The paper tackled the problem of predicting CO2 absorption in ionic liquids (ILs) to accelerate the search for high-capacity ILs, achieving high accuracy with an MAE of 0.0137 and R² of 0.9884 using fingerprint-based models and graph neural networks (GNNs). It also developed an explainable method to identify chemical fragments contributing to absorption, aligning with theoretical mechanisms to guide IL design.

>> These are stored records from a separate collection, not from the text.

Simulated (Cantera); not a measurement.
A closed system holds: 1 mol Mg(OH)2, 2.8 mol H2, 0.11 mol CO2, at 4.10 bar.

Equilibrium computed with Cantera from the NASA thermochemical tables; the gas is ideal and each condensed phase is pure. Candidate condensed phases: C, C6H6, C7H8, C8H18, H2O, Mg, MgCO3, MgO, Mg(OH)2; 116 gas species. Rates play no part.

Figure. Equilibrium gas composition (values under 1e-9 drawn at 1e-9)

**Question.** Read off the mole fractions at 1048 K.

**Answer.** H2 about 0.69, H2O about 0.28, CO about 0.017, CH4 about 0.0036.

Ionic Liquids (ILs) provide a promising solution for CO$_2$ capture and storage to mitigate global warming. However, identifying and designing the high-capacity IL from the giant chemical space requires expensive, and exhaustive simulations and experiments. Machine learning (ML) can accelerate the process of searching for desirable ionic molecules through accurate and efficient property predictions in a data-driven manner. But existing descriptors and ML models for the ionic molecule suffer from the inefficient adaptation of molecular graph structure. Besides, few works have investigated the explainability of ML models to help understand the learned features that can guide the design of efficient ionic molecules. In this work, we develop both fingerprint-based ML models and Graph Neural Networks (GNNs) to predict the CO$_2$ absorption in ILs. Fingerprint works on graph structure at the feature extraction stage, while GNNs directly handle molecule structure in both the feature extraction and model prediction stage. We show that our method outperforms previous ML models by reaching a high accuracy (MAE of 0.0137, $R^2$ of 0.9884). Furthermore, we take the advantage of GNNs feature representation and develop a substructure-based explanation method that provides insight into how each chemical fragments within IL molecules contribute to the CO$_2$ absorption prediction of ML models. We also show that our explanation result agrees with some ground truth from the theoretical reaction mechanism of CO$_2$ absorption in ILs, which can advise on the design of novel and efficient functional ILs in the future.